There are many factors that influence leash pulling. When I’m helping a client to stop their dog from pulling on the leash, I break it down into steps and layer each step over the top of the next.
We work on how to hold the leash in the best way, the timing of rewards, when to change direction and how to correct the dog if they’re pulling. But above all, there is one number one important rule to stop and prevent a dog from pulling on the leash.
I am repeating this line all of the time because it is so crucial. It’s this:
Never follow the dog when the leash is tight.
If the dog pulls and you follow them for even one step, the belief is confirmed in their mind: pulling works.
The dog thinks, pulling gets me to where I want to go. It is worth it. If I want to get somewhere, I pull and I get to go there.
Their pulling is rewarded by the forward movement (or whichever direction they are trying to go).

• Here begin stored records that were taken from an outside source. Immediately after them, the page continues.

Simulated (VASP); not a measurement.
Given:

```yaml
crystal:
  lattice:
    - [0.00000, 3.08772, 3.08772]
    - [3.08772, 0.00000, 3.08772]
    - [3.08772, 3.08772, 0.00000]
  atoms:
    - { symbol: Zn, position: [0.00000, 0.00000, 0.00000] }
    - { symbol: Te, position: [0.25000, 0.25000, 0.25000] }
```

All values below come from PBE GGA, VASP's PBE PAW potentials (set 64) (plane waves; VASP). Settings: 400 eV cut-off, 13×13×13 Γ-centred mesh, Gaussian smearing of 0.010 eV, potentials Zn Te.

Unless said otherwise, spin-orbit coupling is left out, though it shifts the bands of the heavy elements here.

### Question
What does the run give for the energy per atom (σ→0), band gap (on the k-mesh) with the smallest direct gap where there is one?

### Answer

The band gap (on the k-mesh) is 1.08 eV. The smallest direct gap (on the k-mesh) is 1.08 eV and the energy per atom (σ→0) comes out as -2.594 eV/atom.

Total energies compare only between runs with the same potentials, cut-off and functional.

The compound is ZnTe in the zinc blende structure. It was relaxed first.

What often happens is that I’ll be talking to the client, and we are just standing in one place. The dog is impatient or distracted by a smell, and starts to pull in the direction they want to go. Subconsciously, the owner begins to give more leash to the dog. They might just reach their hand towards the dog to give them more leash. Or they take a few steps to allow the dog to go where they want.
All of this rewards the dog for the act of pulling and confirms to the dog that pulling works.
This is why we never follow a tight leash – we need to change the dog’s belief that pulling works into, “pulling never works. A loose leash does.”
This one small change can make a big difference. And yes, it can be frustrating in the beginning – dog training will teach you patience for sure.